10.4.2 Bootstrap generators

Function factories are a useful approach for bootstrapping. Instead of thinking about a single bootstrap (you always need more than one!), you can think about a bootstrap generator, a function that yields a fresh bootstrap every time it is called:

boot_permute <- function(df, var) {
  n <- nrow(df)
  force(var)
  
  function() {
    col <- df[[var]]
    col[sample(n, replace = TRUE)]
  }
}

boot_mtcars1 <- boot_permute(mtcars, "mpg")
head(boot_mtcars1())
#> [1] 16.4 22.8 22.8 22.8 16.4 19.2
head(boot_mtcars1())
#> [1] 17.8 18.7 30.4 30.4 16.4 21.0

The advantage of a function factory is more clear with a parametric bootstrap where we have to first fit a model. We can do this setup step once, when the factory is called, rather than once every time we generate the bootstrap:

boot_model <- function(df, formula) {
  mod <- lm(formula, data = df)
  fitted <- unname(fitted(mod))
  resid <- unname(resid(mod))
  rm(mod)

  function() {
    fitted + sample(resid)
  }
} 

boot_mtcars2 <- boot_model(mtcars, mpg ~ wt)
head(boot_mtcars2())
#> [1] 25.0 24.0 21.7 19.2 24.9 16.0
head(boot_mtcars2())
#> [1] 27.4 21.0 20.3 19.4 16.3 21.3

I use rm(mod) because linear model objects are quite large (they include complete copies of the model matrix and input data) and I want to keep the manufactured function as small as possible.

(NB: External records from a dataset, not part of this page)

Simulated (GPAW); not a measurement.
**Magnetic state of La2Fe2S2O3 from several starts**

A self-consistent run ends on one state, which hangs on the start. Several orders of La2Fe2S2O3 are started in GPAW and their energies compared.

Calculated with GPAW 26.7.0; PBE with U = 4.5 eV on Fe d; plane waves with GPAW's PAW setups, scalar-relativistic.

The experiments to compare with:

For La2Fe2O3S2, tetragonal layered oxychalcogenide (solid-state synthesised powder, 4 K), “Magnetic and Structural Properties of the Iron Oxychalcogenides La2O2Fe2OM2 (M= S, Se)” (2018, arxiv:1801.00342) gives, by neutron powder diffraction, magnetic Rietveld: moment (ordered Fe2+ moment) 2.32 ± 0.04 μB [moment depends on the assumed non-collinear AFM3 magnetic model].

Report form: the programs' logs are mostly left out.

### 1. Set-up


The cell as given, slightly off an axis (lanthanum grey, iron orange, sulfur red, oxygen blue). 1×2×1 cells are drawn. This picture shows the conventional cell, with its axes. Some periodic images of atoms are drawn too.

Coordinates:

10.4.3 Maximum likelihood estimation

The goal of maximum likelihood estimation (MLE) is to find the parameter values for a distribution that make the observed data most likely. To do MLE, you start with a probability function. For example, take the Poisson distribution. If we know \(\lambda\), we can compute the probability of getting a vector \(\mathbf{x}\) of values (\(x_1\), \(x_2\), …, \(x_n\)) by multiplying the Poisson probability function as follows:

\[ P(\lambda, \mathbf{x}) = \prod_{i=1}^{n} \frac{\lambda ^ {x_i} e^{-\lambda}}{x_i!} \]

In statistics, we almost always work with the log of this function. The log is a monotonic transformation which preserves important properties (i.e. the extrema occur in the same place), but has specific advantages:

  • The log turns a product into a sum, which is easier to work with.

  • Multiplying small numbers yields even smaller numbers, which makes the floating point approximation used by a computer less accurate.

Let’s apply a log transformation to this probability function and simplify it as much as possible:

\[ \log(P(\lambda, \mathbf{x})) = \sum_{i=1}^{n} \log(\frac{\lambda ^ {x_i} e^{-\lambda}}{x_i!}) \]

\[ \log(P(\lambda, \mathbf{x})) = \sum_{i=1}^{n} \left( x_i \log(\lambda) - \lambda - \log(x_i!) \right) \]

\[ \log(P(\lambda, \mathbf{x})) = \sum_{i=1}^{n} x_i \log(\lambda) - \sum_{i=1}^{n} \lambda - \sum_{i=1}^{n} \log(x_i!) \]

\[ \log(P(\lambda, \mathbf{x})) = \log(\lambda) \sum_{i=1}^{n} x_i - n \lambda - \sum_{i=1}^{n} \log(x_i!) \]

We can now turn this function into an R function. The R function is quite elegant because R is vectorised and, because it’s a statistical programming language, R comes with built-in functions like the log-factorial (lfactorial()).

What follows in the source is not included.